Thursday, 11 June 2009

Sometimes.. Change can be a good thing

I really don't know what to think sometimes. Sometimes I feel so secure, like everything is working for me... other times I feel that I'm just not good enough: I'm too fat, have a bad temper, not rich not confident yada yada yada... argh... so freaking irritating.... What on earth does this mean?

I'm seriously trying my best to keep my confidence level up. Guess it is working... I guess.. but you know sometimes even when you're a barrier made of steel or whatever metal when a force comes down unbeknowst to anyone at a certain angle which is your weak spot you just crumble.. I think many of my friends know where my weak spot is; I remember telling a few of my closer friends. Thing is this weakness will always be there and even when people think it's alright, it's no longer existing... well it is. And when it is struck I may look ok but inside I'm not.

I hope for me to be able to grow accustomed to it being there, that weak spot, so that I don't feel so hurt whenever it is being under fire. I think I can do it. What I really need is a lil' bit more confidence eh?

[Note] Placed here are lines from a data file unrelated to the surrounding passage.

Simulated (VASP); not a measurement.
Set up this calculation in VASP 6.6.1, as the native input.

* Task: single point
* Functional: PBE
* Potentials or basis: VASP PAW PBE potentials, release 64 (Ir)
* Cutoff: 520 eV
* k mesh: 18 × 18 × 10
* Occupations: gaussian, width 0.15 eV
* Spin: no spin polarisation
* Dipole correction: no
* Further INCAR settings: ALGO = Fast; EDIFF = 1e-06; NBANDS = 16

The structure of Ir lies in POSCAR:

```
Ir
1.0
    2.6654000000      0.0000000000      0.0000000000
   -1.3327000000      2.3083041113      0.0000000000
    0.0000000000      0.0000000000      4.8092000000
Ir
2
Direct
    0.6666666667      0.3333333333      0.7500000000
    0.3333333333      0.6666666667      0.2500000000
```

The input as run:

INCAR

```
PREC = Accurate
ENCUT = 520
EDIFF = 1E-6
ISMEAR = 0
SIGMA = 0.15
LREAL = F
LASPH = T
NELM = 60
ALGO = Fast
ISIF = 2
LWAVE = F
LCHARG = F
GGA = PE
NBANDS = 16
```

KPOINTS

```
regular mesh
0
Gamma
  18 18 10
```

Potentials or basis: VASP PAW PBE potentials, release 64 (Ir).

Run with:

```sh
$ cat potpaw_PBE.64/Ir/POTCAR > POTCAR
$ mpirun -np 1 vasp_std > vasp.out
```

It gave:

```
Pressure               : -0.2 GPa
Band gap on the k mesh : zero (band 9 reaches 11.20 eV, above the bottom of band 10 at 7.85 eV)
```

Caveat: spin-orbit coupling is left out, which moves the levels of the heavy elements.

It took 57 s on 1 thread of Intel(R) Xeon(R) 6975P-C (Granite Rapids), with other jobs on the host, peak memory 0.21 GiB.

There is so much I need to change about myself. Really so much. No one is really happy with whatever they have I guess. I used to tell my friends no one is worth you changing yourself for and there is no point trying to change anyone. I don't think I can follow my own advice now can I? haha It's so subjective.

On a more cheerful note, changing for the someone may be a good thing if its a good change =) I think it is good to have more confidence and all that so yes, I'll try. But for me I'm happy with how things are now and wouldn't change anyone for the world. Why should I? I chose that person because of who that person is right? =))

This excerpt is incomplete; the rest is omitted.